This was a potentially dangerous situation; if the man was drunk it was quite possible, PC Vaughan thought, that he might be hauled off his mount and robbed. The officers moved in through the throng and advised the rider, firmly, to desist and go home. Instead of obeying the constable’s request however, the man growled at him:

You are one of Colonel Henderson’s ruffians, I should like to have a turn with him in Belgium, choose our own weapons, and stand six yards apart’.

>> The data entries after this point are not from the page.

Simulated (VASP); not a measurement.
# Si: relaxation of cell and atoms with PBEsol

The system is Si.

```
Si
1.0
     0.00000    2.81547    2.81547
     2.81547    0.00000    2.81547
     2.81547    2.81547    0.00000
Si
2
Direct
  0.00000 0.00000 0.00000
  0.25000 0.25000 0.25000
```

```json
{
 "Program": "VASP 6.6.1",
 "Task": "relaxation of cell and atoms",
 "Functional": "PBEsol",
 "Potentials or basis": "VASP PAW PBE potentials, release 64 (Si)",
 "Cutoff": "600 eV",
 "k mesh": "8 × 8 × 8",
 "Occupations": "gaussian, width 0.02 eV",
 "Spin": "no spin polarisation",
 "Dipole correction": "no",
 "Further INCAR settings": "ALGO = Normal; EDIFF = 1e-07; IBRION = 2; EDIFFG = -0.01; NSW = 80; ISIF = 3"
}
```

Sir Edmund Henderson was commissioner of the metropolitan police from 1869 to 1886. He resigned following the embarrassment of the West End (or ‘Pall Mall’) riots of 1886. He had a military background (as did his successor, Charles Warren) and had also served in Australia with a responsibility for the government of convicts before returning to England to run the prison system. henderson2

The police themselves did not enjoy the affection of the public that they do today and this clearly extended beyond the lower working class. The rider was a barrister, William Belt, aged 53, and resident in Bedford Square. As a man of some means and position he had no obvious reason to dislike the police but referring to them as ‘ruffians’ was fairly unambiguous. His comment about ‘six yards’ suggested he was spoiling for a fight  (since it referenced the classic duel) and when he hit PC Vaughan over the head with his riding whip all doubt of his belligerence towards the police was dispelled. I imagine he was cheered by the assembled dustmen but not by the two policemen who grabbed the reins of the horse and pulled him away.

With difficulty, and with Mr Belt refusing to dismount, the two constables escorted their captive to a police station and charged him with being drunk and with assaulting a police officer. Belt gave his name, address and occupation (barrister) and appeared in court at Lambeth before Mr Chance where he denied everything.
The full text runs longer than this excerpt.